Module 4 NoSQL 💧🧙

1 NoSQL introduction

NoSQL or document based databases let us store data without enforcing a schema. Instead of adding rows to tables, we store documents in collections. A document (similar to a row in SQL) stores key value pairs. Think of a document as JSON data.

Imagine a user document:

{
  "name": "Cody",
  "address": "Annecy"
}

We can have objects and arrays in our documents. Imagine another user document:

{
  "name": {
    "first": "Brian",
    "last": "Smith"
  },
  "address": "Annecy"
}

We would most likely store these documents in a collection named “users”. Collections are used to organize documents. We can think of them as directories.

/users/cody:

{
  "name": "Cody",
  "address": "Annecy"
}

/users/briansmith:

{
  "name": {
    "first": "Brian",
    "last": "Smith"
  },
  "address": "Annecy"
}

Notice that the two documents DO NOT have the same schema. NoSQL lets us do this because there is no schema enforced. Typically, documents should have the same schema to allow us to query them, but this is up to the developer.

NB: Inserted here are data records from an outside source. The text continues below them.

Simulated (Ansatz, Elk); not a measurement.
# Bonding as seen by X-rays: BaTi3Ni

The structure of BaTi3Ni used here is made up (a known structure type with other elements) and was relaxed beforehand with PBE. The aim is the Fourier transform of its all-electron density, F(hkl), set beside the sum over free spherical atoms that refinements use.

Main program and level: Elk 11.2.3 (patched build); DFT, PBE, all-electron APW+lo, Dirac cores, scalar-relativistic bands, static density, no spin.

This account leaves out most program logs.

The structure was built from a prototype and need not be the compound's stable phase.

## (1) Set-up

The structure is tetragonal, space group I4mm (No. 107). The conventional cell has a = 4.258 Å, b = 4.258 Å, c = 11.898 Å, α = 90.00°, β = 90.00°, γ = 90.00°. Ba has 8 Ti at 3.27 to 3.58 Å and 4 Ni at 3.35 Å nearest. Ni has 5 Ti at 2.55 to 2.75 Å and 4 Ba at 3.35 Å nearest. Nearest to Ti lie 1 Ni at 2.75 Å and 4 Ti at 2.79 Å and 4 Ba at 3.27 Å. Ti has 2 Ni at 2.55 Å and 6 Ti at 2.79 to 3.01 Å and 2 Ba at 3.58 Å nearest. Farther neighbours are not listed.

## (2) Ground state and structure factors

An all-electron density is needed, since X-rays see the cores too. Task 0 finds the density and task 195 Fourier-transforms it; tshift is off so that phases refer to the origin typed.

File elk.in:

Documents are identified by an id. Notice that the documents have no explicit “id” field. In SQL you would be required to identify a primary key in a table and every row must have a unique primary key. Similarly, in NoSQL every document must have a unique id, but we are not required to store the id in the document. Instead we we reference the document by it’s id.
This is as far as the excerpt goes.